Akron, Ohio - During 2013 and 2014, things were going so well in the oil and gas business that custom compounder Pinnacle Elastomeric Technology decided to add more capacity.
More than half of its business was tied to oil and gas, its plant in Lula, Georgia, was operating 50-plus hours per week, and the business was close to capacity, working on open mills, according to president Bob Rathbun. After all, from 2012 to the end of 2014, the number of oil rigs drilling for oil in the US had doubled from 800 to 1,600.
So Pinnacle made the investment to add an internal mixer, a 55-liter TMP tilt-body mixing line with state-of-the-art controls. The firm focuses on high-end compounds such as fluoroelastomers, HNBR and Aflas, materials Rathbun said are perfectly suited for the wide array of rubber products that are used in down-hole oilfield applications.
But as the price of oil plunged, so did the fortunes of Pinnacle's customers that made their living supplying those oilfield service components. Just as Pinnacle was bringing its new capacity online, the number of rigs operating in the US plunged, dropping roughly 75 percent to its current level of about 400.
“I'll tell you, as long as I've been in this industry, if you want to predict a downturn, just install capacity,” said Rathbun, a longtime industry veteran. “I've seen it so often in the tire business and other places.”

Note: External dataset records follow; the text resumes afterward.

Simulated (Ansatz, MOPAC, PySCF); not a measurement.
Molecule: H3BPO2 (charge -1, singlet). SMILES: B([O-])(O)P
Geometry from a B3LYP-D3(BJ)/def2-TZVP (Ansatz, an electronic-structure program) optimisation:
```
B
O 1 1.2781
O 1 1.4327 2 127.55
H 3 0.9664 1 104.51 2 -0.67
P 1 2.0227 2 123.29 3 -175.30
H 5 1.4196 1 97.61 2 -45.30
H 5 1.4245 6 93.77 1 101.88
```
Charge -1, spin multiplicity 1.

Scott Kearns, R.D. Abbott Co. Inc. vice president of sales and commercial development, said the suddenness of the market's decline caught many firms off-guard.
“With oil and gas, it was more like it was a cliff,” he said. “You're plugging away and then the cliff came, and things just stopped.”
About 25 percent of R.D. Abbott's business comes from oil and gas, and Kearns said customers of the distributor of materials and other services to the rubber industry were building inventory and hiring new staff.
“They were investing, and it really hit a lot of folks with great surprise,” he said. “That almost makes it much worse; it wasn't really predictable. And companies were in an investment posture. They were preparing for future growth and future demand.”
Tougher on customers
Pinnacle and R.D. Abbott each felt the impact of the quick decline in oil and gas, which also includes a major drop in fracking for natural gas.
Pinnacle's oilfield sales for 2015 were half the level of 2014, “and that's without losing a single customer,” Rathbun said, noting it has not laid off any of its 15 employees. “We're keeping it all together with hopes that our growth strategy will continue to add some business in 2016. We've got a good team, and we're really trying to keep everybody onboard and together.”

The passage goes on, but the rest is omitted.